From: Virgil on
In article <ecdpo6$kb8$1(a)ruby.cit.cornell.edu>,
Tony Orlow <aeo6(a)cornell.edu> wrote:

> Virgil wrote:

> > What is true for the finite sets does NOT have to
> > be true for the infinite ones.
>
> Well, it does seem that the idea that oo>2 throws a monkey wrench into
> your works, when it comes to x>2 -> (x^2 > 2*x), that is, if aleph_0>2.
>
> Which is false?
> A) aleph_0>2
> B) x>2 -> (x^2>2*x)
>
> ;)
>
> What is true is ruled by Occam's Razor.

Not at all. What is expedient in the physical sciences may be influenced
by the principle of Occam's razor, but it is irrelevant in mathematics.
From: Virgil on
In article <ecdsfu$om3$1(a)ruby.cit.cornell.edu>,
Tony Orlow <aeo6(a)cornell.edu> wrote:

> imaginatorium(a)despammed.com wrote:

> > Therefore [ in a ring] there cannot be a nonzero p
> > such that x . 0 = p, which is what we would need to have a
> > multiplicative inverse of zero.
>
> That is all very true of absolute 0 and oo. Where you instead substitute
> a measurable infinity for oo, and its inverse for 0, then that
> infinitesimal value is greater than 0, and the equation doesn't hold.

That constraint holds in absolutely every ring.

Until TO defines the entire arithmetical structure of his system and
proves there is a model satisfying that definition, the zero object has
no multiplicative inverse in any arithmetic containing non-zero elements.

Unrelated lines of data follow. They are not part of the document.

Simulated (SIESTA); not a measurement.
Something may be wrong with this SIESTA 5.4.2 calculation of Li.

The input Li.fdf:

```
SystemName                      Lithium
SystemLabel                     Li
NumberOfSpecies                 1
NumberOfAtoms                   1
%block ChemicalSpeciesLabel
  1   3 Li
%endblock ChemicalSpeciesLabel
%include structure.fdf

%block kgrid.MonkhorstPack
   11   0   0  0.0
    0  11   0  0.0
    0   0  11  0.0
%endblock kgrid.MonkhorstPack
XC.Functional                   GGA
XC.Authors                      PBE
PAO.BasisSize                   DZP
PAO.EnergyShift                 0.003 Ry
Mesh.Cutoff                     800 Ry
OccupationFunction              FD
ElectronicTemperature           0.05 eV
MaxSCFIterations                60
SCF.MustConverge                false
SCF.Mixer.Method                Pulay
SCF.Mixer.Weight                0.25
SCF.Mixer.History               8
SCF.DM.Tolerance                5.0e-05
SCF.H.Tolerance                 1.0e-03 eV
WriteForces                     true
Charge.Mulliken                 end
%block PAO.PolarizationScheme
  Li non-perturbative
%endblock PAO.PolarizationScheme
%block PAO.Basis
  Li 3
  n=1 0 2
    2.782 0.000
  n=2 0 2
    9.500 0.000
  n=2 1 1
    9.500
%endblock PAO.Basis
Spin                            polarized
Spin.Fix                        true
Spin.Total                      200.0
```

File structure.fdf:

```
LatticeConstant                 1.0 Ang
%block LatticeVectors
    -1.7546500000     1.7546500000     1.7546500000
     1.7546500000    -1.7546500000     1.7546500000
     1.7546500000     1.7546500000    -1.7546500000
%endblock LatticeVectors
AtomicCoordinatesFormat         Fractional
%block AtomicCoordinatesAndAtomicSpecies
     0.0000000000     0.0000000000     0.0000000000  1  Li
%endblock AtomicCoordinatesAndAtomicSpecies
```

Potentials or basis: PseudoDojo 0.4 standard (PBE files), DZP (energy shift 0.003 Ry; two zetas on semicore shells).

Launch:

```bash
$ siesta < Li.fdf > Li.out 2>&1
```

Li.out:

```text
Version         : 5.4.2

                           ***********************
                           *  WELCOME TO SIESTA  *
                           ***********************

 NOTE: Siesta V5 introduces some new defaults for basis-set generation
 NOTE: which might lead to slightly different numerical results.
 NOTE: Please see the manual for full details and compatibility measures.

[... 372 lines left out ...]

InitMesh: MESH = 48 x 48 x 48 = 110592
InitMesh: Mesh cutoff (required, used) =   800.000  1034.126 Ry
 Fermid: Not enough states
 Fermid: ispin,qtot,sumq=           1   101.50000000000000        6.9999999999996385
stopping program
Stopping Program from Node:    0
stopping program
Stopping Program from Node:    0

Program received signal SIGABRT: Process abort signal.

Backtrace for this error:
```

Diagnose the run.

> > Of course, you can append an object to a ring and call it Bigun (or
> > anything else) and investigate the resulting structure (see javascript
> > and my lens calculators for a practical example), but this structure
> > will not be a ring.
>
> Big'un already exists in 2's complement as 1000... It's its own additive
> inverse, and not 0.

In what axiom system, TO?

TO has not shown his alleged 'bigun' is even possible in ZF or NBG and
he has no system of axioms of his own.

So in what axiom system, TO?
From: Virgil on
In article <ecdtie$q90$1(a)ruby.cit.cornell.edu>,
Tony Orlow <aeo6(a)cornell.edu> wrote:

> Dik T. Winter wrote:
> > In article <ecb84s$b1q$1(a)ruby.cit.cornell.edu> aeo6(a)cornnell.edu writes:
> > > Dik T. Winter wrote:
> > ...
> > > > > With the addition of infinitesimals and specific infinite
> > > > > quantities,
> > > > > even division by 0 can be handled, probably even for complex
> > > > > numbers,
> > > >
> > > > Division by 0 can not be handled in a ring.
> > >
> > > According to MathWorld, indeed, there is an exception for 0 in the
> > > optional Multiplicative Inverse condition. Only required due to the
> > > aversion to infinitesimals. Alas! Why cannot we tie this all together?
> >
> > No. Required because if 0 has also to have an inverse in a ring, trivially
> > there is only one ring. The ring consisting of the single element 0 with
> > the standard operations. Because, suppose we have a ring. It can be
> > proven that in a ring 0*a = 0 for every a in that ring. But if 0 has
> > an inverse, say b, we also have 0*b = 1, and so 0 = 1.
> >
> > On the other hand, do not confuse 0 with the infinitesimals. And there
> > is no aversion to the infinitesimals. Look at the surreals, look at
> > non-standard analysis. Infinitesimals abound. Still, in order to be
> > logically consistent, 0 has a special role.
>
> Yes, true. Absolute 0, the origin, is a single point, and
> infinitesimals, neighboring points, are something ever so slightly
> different. But then again, oo as a concept and a limit is something
> absolute and different from, say, the number of points per unit of
> space, or some other infinite unit. To have infinitesimal numbers, you
> need to have non-absolute infinities also. The ring is broken by the
> reluctance to allow absolute oo to balance 0 in this respect. So, I
> agree, I think. Tell me if I'm wrong. :)

You are wrong!

What is your model? What are the axioms, undefined terms and basic
definitions? Absent these, TO is peddling nothing but hot air.
From: Albrecht on

Virgil schrieb:

> In article <1156163893.101419.232240(a)p79g2000cwp.googlegroups.com>,
> "Albrecht" <albstorz(a)gmx.de> wrote:
>
> > Infinite sets are self contradicting.
>
> Not in ZF or NBG. What are the axioms of Storz's system?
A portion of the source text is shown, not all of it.